The first assumption for x86 based processors is that we are in 16-bit Real Mode (details discussed later).
Stack
For the next assumption we will introduce you to the stack. Think of the stack as one giant variable in memory used for the quick storage and loading of data. The stack segment (SS) and stack pointer (SP) are 16-bit registers that combine to specify a 32-bit address offset, which is the "top" of the stack. When the stack is used to store data, the amount of data stored is subtracted from SP and then is stored into memory using the SS and SP registers as a memory location (SS:SP). When the stack grows, it will grow downwards in memory, not up. Since you are required to set up the SS and SP registers, it is probably a good idea to set SS to 0x0000 and SP to 0x7C00 because we know everything between the beginning of memory and up to 0000:7C00 is pretty much unused since we are in an uninitialized state (we will expand on this later), and should be big enough for our needs.
BIOS
Our final assumption will be that we need to load a program from a disk drive. Here I will introduce you to the Real Mode BIOS interrupt routine 0x13, which are disk drive access routines. BIOS interrupt routines rely on data in the registers to specify the action to be taken. In the case of an interrupt routine 0x13 read operation, AH being the value of 2 specifies this operation type. AL represents how many 512-byte sectors (physical design standard) we want to read. ES and BX form the memory address location ES:BX, which is the destination of the sectors to be read. The next 3 structures combine to create a physical offset on the floppy disk drive. CH is the track on which to start reading from (equivalent of a cylinder on a hard disk). CL is the sector on which to start reading from. DH is the head on which to start reading from. The last structure is DL, which represents the drive to be used. In this case DL is set to 0, which represents the first floppy disk drive (A:). Finally we call the 0x13 interrupt routine which executes everything we just setup. Now that our program is loaded into memory, we transfer execution control to it by simply jumping to its base address specified earlier by ES:BX.
Finishing Touches
We are almost finished with the basic MBR, only one more thing to do. We need to make sure the MBR program is 512 bytes long with the last 2 bytes being the special boot pattern (0x55AA). How this is done depends on your programming method. Here is an example in NASM syntax to help paint a picture.
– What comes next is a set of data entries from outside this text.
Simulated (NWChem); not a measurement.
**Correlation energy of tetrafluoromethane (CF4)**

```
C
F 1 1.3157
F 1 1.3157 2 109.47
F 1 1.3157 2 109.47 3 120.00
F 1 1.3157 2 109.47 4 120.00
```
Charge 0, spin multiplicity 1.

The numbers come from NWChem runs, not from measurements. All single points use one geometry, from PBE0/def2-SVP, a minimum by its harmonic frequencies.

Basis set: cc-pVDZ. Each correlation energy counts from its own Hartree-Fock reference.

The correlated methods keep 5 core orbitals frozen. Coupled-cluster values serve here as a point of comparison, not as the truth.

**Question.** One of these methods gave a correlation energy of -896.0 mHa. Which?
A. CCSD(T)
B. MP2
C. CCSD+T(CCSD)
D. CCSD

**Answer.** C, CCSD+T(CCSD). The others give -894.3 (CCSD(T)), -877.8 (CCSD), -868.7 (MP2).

TIMES 510-($-$$) DB 0x00 ;Pad the rest of the boot sector upto byte 510 with zeros SIGNATURE DW 0xAA55 ;Create the special pattern
We can observe the usage of NASM's "TIMES" and "$" directives. TIMES simply states to excute the following code as many times as specified (i.e. TIMES NUMBER_OF_TIMES INSTRUCTION_TO_EXECUTE). The "$" character states the current address in the program, putting two "$" together as such "$$" states the program's beginning address. On the next line is the "SIGNATURE" directive, which in itself is nothing more than a way for us to see if a data structure is particulary special. The line could easily have been "DW 0xAA55" and the end result would be the same. One thing you may have noticed is that the special pattern looks backwards, it should be 0x55AA right? Well yes, when loaded from memory into a register that is precisely what it should be but the Intel x86 series works by loading the most significant byte first, this is called Little Endian order. When the BIOS program looks for that special pattern, it sets a pointer to that location in memory and loads it into a register to be compared to what it should be. Due to the Little Endian order, the bytes are swapped around. When loaded into a register it reads as 0x55AA and everything is gravy.
Code Examples
NASM
[BITS 16] ;Tell NASM that we wish to use 16-bit Addressing and Indexing for Real Mode ORG 0x00007C00 ;Tell NASM the base address location of this program, as it is in RAM ;Setup the initial Stack cli ;Disable Interrupts to avoid corrupting the stack xor bx,bx ;BX = 0 mov ss,bx ;Stack Segment = 0 mov sp,0x7C00 ;Stack Pointer = 0x7C00 sti ;Enable Interrupts ;Load Kernel from Floppy Disk to RAM ;-Interrupt 0x13 (BIOS Common Disk Access), Function 0x02 (Read Sectors into Memory) ;-AH = BIOS Interrupt Function ;-AL = Number of 512-byte Sectors to load ;-CX = Cylinder & Sector Offsets ;-DX = Head Offset & Drive Number ;-ES:BX = Segment:Offset of Address Destination in RAM mov ah,0x02 ;BIOS Interrupt Function 0x02 (Read Sectors int Memory) mov al,0x01 ;Load 1 sector from floppy mov es,bx ;Zeroed-out above, sets the ES Segment Register mov bx,0x7E00 ;Set BX offset to our desired load location mov cx,0x0002 ;Set Cylinder Offset to 0, Set Sector offset to 2 xor dx,dx ;Set Head Offset to 0, Set Drive Number to 0 (First Floppy Disk) int 0x13 ;Execute BIOS Interrupt ;Jump to newly loaded Kernel jmp 0x0000:0x7E00 ;Fill the rest of the MBR with Zeroes, and write the "Magic" Boot Signature TIMES 510-($-$$) DB 0x00 SIGNATURE DW 0xAA55
Conclusion
That's it, our simple MBR is complete, now we just have to write it to the floppy disk. To write the MBR we must use special I/O tools. If you are using a POSIX compliant operating system then you should have access to "dd". If you are using Windows, you will have to obtain a program such as "RawWrite". Once the MBR is written to the floppy disk, the disk is considered unformatted by Windows since the MBR also acts as holder for partition information, so don't try to access it with anything but RawWrite. If you wrote a MBR program verbatim from this chapter, you can go ahead and boot from the disk, but don't expect much more than a freeze-up since we haven't put any program in the sectors that the simple MBR program loads into memory.